Sunday 26 September 2010

The Granite Face Of Oppression.

What are the means of oppression in civil societies? Do the oppressors let the genie out of the lamp and start murdering at will?

Not quite.
While murder is always on the cards for those who do not conform, the real weapon at the disposal of oppressors is something that looks like (but isn't) indifference.

When we expect a fight, we are actually left with only boredom. Such boredom as makes us question whether there was a conflict at all, boredom that erases tension so fully that we are led to question ourselves, to question why we should question.

We are supposed to shrivel up and die.
The granite-face rarely shows any signs of life, and then only to our backs, lest we should realise we were right.

Oppression is a wall, a unity, a will to victory over all like us that encourages the few clowns who venture forth occasionally to torment us with their fraudulent sympathy and poisonous alliance; help, the more to enfeeble us.
And to question help?
Is to question common humanity.

When they take their rightful places in the wall, the wall between us and home, then we may wonder whether at all there was help.

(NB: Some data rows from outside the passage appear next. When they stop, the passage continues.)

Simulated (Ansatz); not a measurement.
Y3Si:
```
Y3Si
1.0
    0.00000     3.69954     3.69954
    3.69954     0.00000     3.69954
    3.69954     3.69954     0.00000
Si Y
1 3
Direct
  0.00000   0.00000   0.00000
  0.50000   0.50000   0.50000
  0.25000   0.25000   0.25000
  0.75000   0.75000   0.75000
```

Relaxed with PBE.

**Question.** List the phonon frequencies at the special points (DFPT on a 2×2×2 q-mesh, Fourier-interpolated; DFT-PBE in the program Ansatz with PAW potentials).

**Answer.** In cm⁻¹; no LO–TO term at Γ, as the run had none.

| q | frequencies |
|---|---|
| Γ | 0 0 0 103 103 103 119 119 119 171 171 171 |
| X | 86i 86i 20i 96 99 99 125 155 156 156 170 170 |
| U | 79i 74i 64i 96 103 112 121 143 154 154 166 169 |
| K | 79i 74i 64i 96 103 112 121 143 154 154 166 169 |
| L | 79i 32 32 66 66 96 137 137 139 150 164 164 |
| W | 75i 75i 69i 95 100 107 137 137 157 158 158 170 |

But when the creatures of conformity see that we in turn are indifferent, then you see what led them to try and belong; the person you reflect to will feel the tables turned, and be brought back to their own distant defeat when that feverish, threatening indifference made them find the way to surrender, so as to feel the full kindness and welcome of the stinking sweat of the human crowd, a smell that has come to mean belonging.

And when you turn the tables on them, however fleetingly, you might see the human inside, struggling to belong to you instead.

But if you bring only freedom, you may find only hate.